The current government shutdown has brought out the worst in the Republican Party and the pundits who align themselves with it. In a way I feel bad for regular, non-Tea Party Republicans—they’re faced with following some elusive notion of party loyalty even as most of them, possibly, are genuinely appalled by how radical the demands of the Tea Party have been. The Republican Party is (and has been for a while) the party of immediate gratification—they were happy enough to take over the House in 2010 on a head of Tea Party steam, but now they’re paying the rent on that move—and how. A savvier, more responsible party would have found a way to placate the batshit crazies on the fringe—instead they hoped to “use” them as a means for checking President Obama but now find themselves just as wigged out by where the Tea Party will take them as anybody.
At least that’s my read.
As the Beltway idiots argue about who caused the government shutdown and who’s being intransigent, in my mind it’s a settled issue. It’s sad to watch Bill Kristol on CNN try to argue that Obama’s unwillingness to open the World War II Memorial shows him to be the stubborn one. Obama has no true option—he must stand firm because the Tea Party/Republican Party has so often proven itself to be opportunistic negotiators who won’t hold to earlier promises. If Obama gives an inch, they’ll take a mile—that’s what Obama learned the last time we went through this. Curiously, Benjamin Wittes, the legal writer who helped convince President Bush to select John Roberts and Samuel Alito for the Supreme Court, is having no difficulty figuring out who’s to blame—he says this is all the fault of the Republican Party. Pity that most CNN/New York Times journos can’t figure that out.

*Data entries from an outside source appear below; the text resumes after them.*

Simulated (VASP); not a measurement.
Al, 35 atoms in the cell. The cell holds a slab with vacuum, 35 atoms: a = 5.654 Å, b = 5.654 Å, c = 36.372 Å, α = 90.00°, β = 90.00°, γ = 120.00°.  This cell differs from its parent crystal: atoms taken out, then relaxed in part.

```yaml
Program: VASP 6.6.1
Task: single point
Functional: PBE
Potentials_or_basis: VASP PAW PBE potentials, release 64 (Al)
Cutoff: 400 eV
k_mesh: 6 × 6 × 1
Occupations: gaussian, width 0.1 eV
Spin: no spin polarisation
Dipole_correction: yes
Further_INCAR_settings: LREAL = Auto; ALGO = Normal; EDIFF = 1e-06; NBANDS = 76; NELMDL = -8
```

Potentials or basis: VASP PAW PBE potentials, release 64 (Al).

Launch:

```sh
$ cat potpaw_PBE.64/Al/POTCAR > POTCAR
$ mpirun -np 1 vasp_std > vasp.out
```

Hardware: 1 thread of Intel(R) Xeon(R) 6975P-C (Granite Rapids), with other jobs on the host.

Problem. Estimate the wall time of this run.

But let’s move from the current crisis to the next one. I’m referring to government default on the national debt, of course, which clearly is the next item on the agenda of the Tea Party. Rep. Ted Yoho of Florida’s 3rd district alarmed a great many people when he was quoted in The Washington Post on Friday as saying that “I think we need to have that moment where we realize [we’re] going broke. ... I think, personally, it would bring stability to the world markets.” Business Insider has called this “the stupidest thing said about the debt ceiling.”
If you had any doubts about the Tea Party’s rabid insistence on the denial of reality and the recourse to potentially catastrophic solutions to … well… to problems as severe as a national deficit that’s been decreasing sharply over the last two years (at precisely the moment that the economy most needed stimulus) and the possibility of providing health care services to our nation’s uninsured in a way that too decreases the deficit—well, get a load of this.
Earlier today TPM reported that John Boehner’s press secretary, Michael Steel, sent out an email urging Democratic opinion-makers to emphasize the calamitous effects of a default, linking to this Bloomberg article.
You read that correctly: Boehner is so bewildered with what to do about the far right of his own party that he’s seeking help from Democrats in order to avert a catastrophe. He daren’t ask his own party members to do the same thing because they’ll just demand his ouster for ... well, for pointing out that a government default would be really bad for the country—and the entire world. Just yesterday Treasury Secretary Jack Lew was on Meet the Press reassuring viewers that a default would not be so bad, for which lefties Bob Somerby and Kevin Drum promptly chided him. That’s the context for Steel’s email—Democrats being insufficiently alarmist about the road to ruin Tea Party folks are hell-bent on taking this country on.
This ties into my overriding theory about John Boehner. I actually think he sees the current shutdown as part of a master plan to deal with the out-of-control GOP fringe. It’s likely that Boehner can properly disobey the Tea Party in a major way precisely one time. Once that happens, he’s out and most likely, Eric Cantor becomes the new Speaker of the House. I think Boehner is keeping that one rebuke in his pocket until the day that really counts—when the fight over defaulting on government debts happens.
Steel’s email is the icing on the cake. So take a moment and send the Great Orange One your prayers—he’s got an awfully tough lot, and, as annoying as he can be, I think he’s doing something genuinely patriotic here. And he’ll never get due credit for it.